Fitnessgram Program Overview

    Fitnessgram is a fitness assessment and reporting program for youth, first developed in 1982 by The Cooper Institute in response to the need for a comprehensive set of assessment procedures in physical education programs. The assessment includes a variety of health-related physical fitness tests that assess aerobic capacity; muscular strength, muscular endurance, and flexibility; and body composition. Scores from these assessments are compared to Healthy Fitness Zone® standards to determine students' overall physical fitness and suggest areas for improvement when appropriate.

    The Healthy Fitness Zone standards are not based on class averages or any other peer comparisons. They are criterion-referenced standards that are based on levels of fitness needed for good health. The standards are set specifically for boys and girls of various ages using the best available research. The Healthy Fitness Zone standards were established by the Fitnessgram Scientific Advisory Board, which includes some of the foremost scientists and practitioners in fitness and physical activity.

    Fitnessgram/Activitygram is software published by Human Kinetics. The software provides an efficient way for schools and other organizations to perform effective fitness and physical activity assessments on children, provide appropriate feedback to children and parents, and maintain accurate and comprehensive records over time.

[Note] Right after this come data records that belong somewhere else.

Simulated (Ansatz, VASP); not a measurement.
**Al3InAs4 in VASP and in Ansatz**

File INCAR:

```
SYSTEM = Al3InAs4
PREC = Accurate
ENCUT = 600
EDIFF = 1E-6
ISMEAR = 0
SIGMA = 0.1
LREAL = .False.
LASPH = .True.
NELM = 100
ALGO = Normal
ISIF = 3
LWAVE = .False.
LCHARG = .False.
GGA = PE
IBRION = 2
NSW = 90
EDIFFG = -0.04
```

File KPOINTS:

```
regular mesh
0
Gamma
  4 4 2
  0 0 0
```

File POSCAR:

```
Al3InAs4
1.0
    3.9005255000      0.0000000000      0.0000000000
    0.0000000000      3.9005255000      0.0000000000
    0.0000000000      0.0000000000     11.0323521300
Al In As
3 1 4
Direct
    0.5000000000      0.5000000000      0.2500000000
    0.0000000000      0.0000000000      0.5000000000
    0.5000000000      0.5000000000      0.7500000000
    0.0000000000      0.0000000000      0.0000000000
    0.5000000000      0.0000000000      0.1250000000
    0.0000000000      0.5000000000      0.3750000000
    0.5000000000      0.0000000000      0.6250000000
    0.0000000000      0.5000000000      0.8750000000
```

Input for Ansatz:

    A key feature of the Fitnessgram software is its ability to generate printed reports for each student (a parent version of the report can be generated, too). The Fitnessgram report defines the recommended range of fitness for each test measure—the Healthy Fitness Zone. When a child's score falls within the Healthy Fitness Zone, it means the child has achieved a level of fitness associated with being healthy. Teachers and administrators can also generate more advanced statistical reports on the health and fitness of all their students.

    The Fitnessgram report provides information about the student's level of physical fitness in an easy-to-read format. More important, the report provides personalized suggestions that can help in planning an individualized fitness plan.

    The FITNESSGRAM assessment items include the following:

    Aerobic Capacity--may select one option

    • PACER test
    • One-mile run/walk
    • Walk test (ages 13 or older)

    Muscular Strength, Endurance, and Flexibility

    • Abdominal strength and endurance (curl-up)
    • Trunk extensor strength and endurance (trunk lift)
    • Upper body strength and endurance (choose from push-up, modified pull-up, and flexed arm hang)
    • Flexibility (choose from back-saver, sit-and-reach, and shoulder stretch.)

    Body Composition--may select one option

    • Percent body fat (calculated from triceps and calf skinfolds or entered from an alternative measuring device)
    • Body mass index (calculated from height and weight)

    Fitnessgram reports communicate fitness goals to students and parents

    The Fitnessgram report is available as a student report and a parent report. The student report recommends physical activity program options to help students make it into the Healthy Fitness Zone for those areas where they need improvement. The parent report contains the same information on scores, but is addressed to the parents. Both reports explain in nontechnical terms why physical activity is important and how regular physical activity leads to improved health and fitness. Both Fitnessgram reports are a tangible reminder of what students learn in class and a great way to enlist parents' support in their children's physical activity programs.